Go Organic XP,
Lifted from a 2009 article on lifehacker lifehacker.com/5195783/format-a-usb-drive-as-ntfs-in-windows-xp
"Windows XP does have the ability to format drives with the NTFS file system, but you wouldn't know it by looking at the format dialog—normally the option is disabled.
To enable it, open up Device Manager and find your USB drive, go to the Properties -> Policies tab and then choose "Optimize for performance". Once you've done this, you'll see the NTFS option in the format dialog.
Readers should be warned, however, that once you've enabled write caching you will need to use the Safely Remove Hardware dialog to avoid losing data—though once you format the drive as NTFS you can switch the write caching back off."
Remember to use the Then try the carbon copy cloner method
If carboncopy cloner gives you the same message, follow this link to the Microsoft resolution section on running sys to move the core boot files to the new drive
http://support.microsoft.com/kb/314057
The article has some good relevant reminders on the XP command specifics.
XP was fun, but (I bet you heard this before) Remember to keep the XP machine away from the internet, away from email, away from documents, image content, audio codec's, you only have about 50,000,000 threats your totally vulnerable to and for which no way exists to not be impacted.
If you partake in un-trustable user space content in XP and don’t isolate yourself, your safe behaviors won’t save your machine from exploit. If it connects to XP thumb drives, CD's, well, everything is exploitable
Not a judgment call on windows XP, just a fact based reflection of the territory in which you indicate the machine will have to live in.
If you get it working, you may be able to run "Microsoft EMET", system requirements are only that you be able to run the dot net 4.0 framework. If you get it to run, please report back. It should offer substantial mitigation against a plethora of threats for which no patch is available. to find it, use duckduckgo.com to search for "Microsoft EMET"

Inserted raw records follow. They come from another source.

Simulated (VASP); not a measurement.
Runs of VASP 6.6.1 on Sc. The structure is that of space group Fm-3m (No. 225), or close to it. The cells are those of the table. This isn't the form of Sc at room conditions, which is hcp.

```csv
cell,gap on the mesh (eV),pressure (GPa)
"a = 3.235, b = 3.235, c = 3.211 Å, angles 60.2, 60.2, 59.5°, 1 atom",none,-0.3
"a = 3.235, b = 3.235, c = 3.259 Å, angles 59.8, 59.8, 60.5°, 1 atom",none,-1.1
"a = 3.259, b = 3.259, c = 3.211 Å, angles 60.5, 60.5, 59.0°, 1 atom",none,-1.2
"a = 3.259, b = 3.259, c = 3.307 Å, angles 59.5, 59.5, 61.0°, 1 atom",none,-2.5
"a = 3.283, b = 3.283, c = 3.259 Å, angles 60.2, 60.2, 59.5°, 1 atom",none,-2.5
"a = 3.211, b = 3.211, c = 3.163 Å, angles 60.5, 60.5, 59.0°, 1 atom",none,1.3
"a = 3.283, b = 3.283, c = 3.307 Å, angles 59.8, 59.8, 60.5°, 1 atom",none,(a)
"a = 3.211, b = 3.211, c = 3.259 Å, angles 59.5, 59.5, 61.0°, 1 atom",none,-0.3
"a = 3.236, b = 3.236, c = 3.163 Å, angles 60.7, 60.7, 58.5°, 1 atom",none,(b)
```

The latest EMET even does certificate pinning mitigation realtime for apps system wide. Impressive.
Not being a fan boy, noting that the DNS hijack vulnerability is 26 years old and OS/X, iOS and Android fail to implement in the OS certificate pinning of user installed apps. In iOS & Android the app developer coders should do this, but it would be nice if the OS/X got on board with a supported friendly user method.